A new material might contribute to a reduction of the fossil fuels consumed by aircraft engines and gas turbines in the future. A research team from Karlsruhe Institute of Technology (KIT) has developed a refractory metal-based alloy with properties unparalleled to date. The novel combination of chromium, molybdenum, and silicon is ductile at ambient temperature. With its melting temperature of about 2,000 °C, it remains stable even at high temperatures and is at the same time oxidation resistant. The results are published in the journal Nature.
High-temperature-resistant metallic materials are required for aircraft engines, gas turbines, X-ray units, and many other technical applications. Refractory metals such as tungsten, molybdenum, and chromium, whose melting points are around or higher than 2,000 °C, can be most resistant to high temperatures. Their practical application, however, has limitations: They are brittle at room temperature and, in contact with oxygen, they start to oxidize causing failure within a short time at temperatures of 600 to 700 °C. Therefore, they can only be used under technically complex vacuum conditions — for example as X-ray rotating anodes.
Due to these challenges, superalloys based on nickel have been used for decades in components that are exposed to air or combustion gases at high temperatures. They are used, for example, as standard materials for gas turbines. “The existing superalloys are made of many different metallic elements including rarely available ones so that they combine several properties. They are ductile at room temperature, stable at high temperatures, and resistant to oxidation,” explained Professor Martin Heilmaier, KIT Institute for Applied Materials — Materials Science and Engineering. “However — and there is the rub — the operating temperatures, i.e. the temperatures at which they can be used safely, are in the range of up to 1,100 °C maximum. This is too low to exploit the full potential for more efficiency in turbines or other high-temperature applications. The fact is that the efficiency in combustion processes increases with temperature.”
Here is an exclusive Tech Briefs interview, edited for length and clarity, with Heilmaier.
Tech Briefs: What was the biggest technical challenge you faced while developing this new material?
Heilmaier: Our motivation was to develop a refractory element-based structural material that could for the first time combine decent oxidation/corrosion resistance with some room temperature deformability (ductility). All commercially available Mo-, W-, Nb- or Ta-based alloys suffer from rapid oxidation at elevated temperatures, either forming volatile oxides (Mo, W) or bulky non-protective ones (Nb, Ta). However, the delicate combination of Cr (forming protective Chromia) and Mo plus some Si (but not too much, so as to avoid the formation of brittle Cr-silicides) surprisingly showed the desired property combination. This was simply not expected by us, nor could it have been predicted by first principles.

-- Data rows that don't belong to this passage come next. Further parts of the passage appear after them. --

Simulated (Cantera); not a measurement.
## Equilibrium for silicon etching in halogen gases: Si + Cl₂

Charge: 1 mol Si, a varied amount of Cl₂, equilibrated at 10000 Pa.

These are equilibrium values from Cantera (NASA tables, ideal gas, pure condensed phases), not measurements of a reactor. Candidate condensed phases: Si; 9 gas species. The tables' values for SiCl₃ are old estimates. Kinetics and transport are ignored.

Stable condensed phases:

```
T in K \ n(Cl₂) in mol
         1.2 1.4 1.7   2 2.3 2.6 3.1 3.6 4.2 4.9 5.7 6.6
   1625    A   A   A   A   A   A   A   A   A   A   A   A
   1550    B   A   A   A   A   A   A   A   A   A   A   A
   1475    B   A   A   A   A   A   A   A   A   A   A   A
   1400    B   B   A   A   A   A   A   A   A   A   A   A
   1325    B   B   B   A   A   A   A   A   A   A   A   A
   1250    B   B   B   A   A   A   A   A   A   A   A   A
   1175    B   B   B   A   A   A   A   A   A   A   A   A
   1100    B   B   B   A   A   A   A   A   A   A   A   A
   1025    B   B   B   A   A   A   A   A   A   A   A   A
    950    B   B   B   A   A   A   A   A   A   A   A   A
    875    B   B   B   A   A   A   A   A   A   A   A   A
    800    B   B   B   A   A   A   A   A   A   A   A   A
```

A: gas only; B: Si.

Tech Briefs: Do you have any set plans for further research/work/etc.? If not, what are your next steps?
Heilmaier: One of the greatest challenges will now be to check whether this alloy also possesses some ductility in tensile tests (we tested it under compression). There might be several impediments that hinder any application if there is not adequate tensile ductility. If so, we expect that we will need a grain size range that initiates both twin formation as well as conventional dislocation movement. So, to find the right grain size range is the challenge which we will tackle next.
The second challenge is to enhance the oxidation resistance even beyond the current limit, which we see at 1100 °C. We have some ideas on that, but do not want to reveal it presently.
The third challenge is to increase the high-temperature creep resistance without compromising the oxidation resistance. This can be done in essence by introducing a second strengthening phase such as precipitates or dispersoids. This is a task which the whole materials science community may work on.
All in all, these issues require modifications of the initial alloy composition, but this is a wide field or playground now!
Tech Briefs: Is there anything else you’d like to add that I didn’t touch upon?
Heilmaier: Of course, after all the fundamental investigations, at some point in time we need to do the next step in commercialization, which means to find a company which is willing to produce larger quantities of the alloy system. But this step could only be made after the above challenges have been addressed.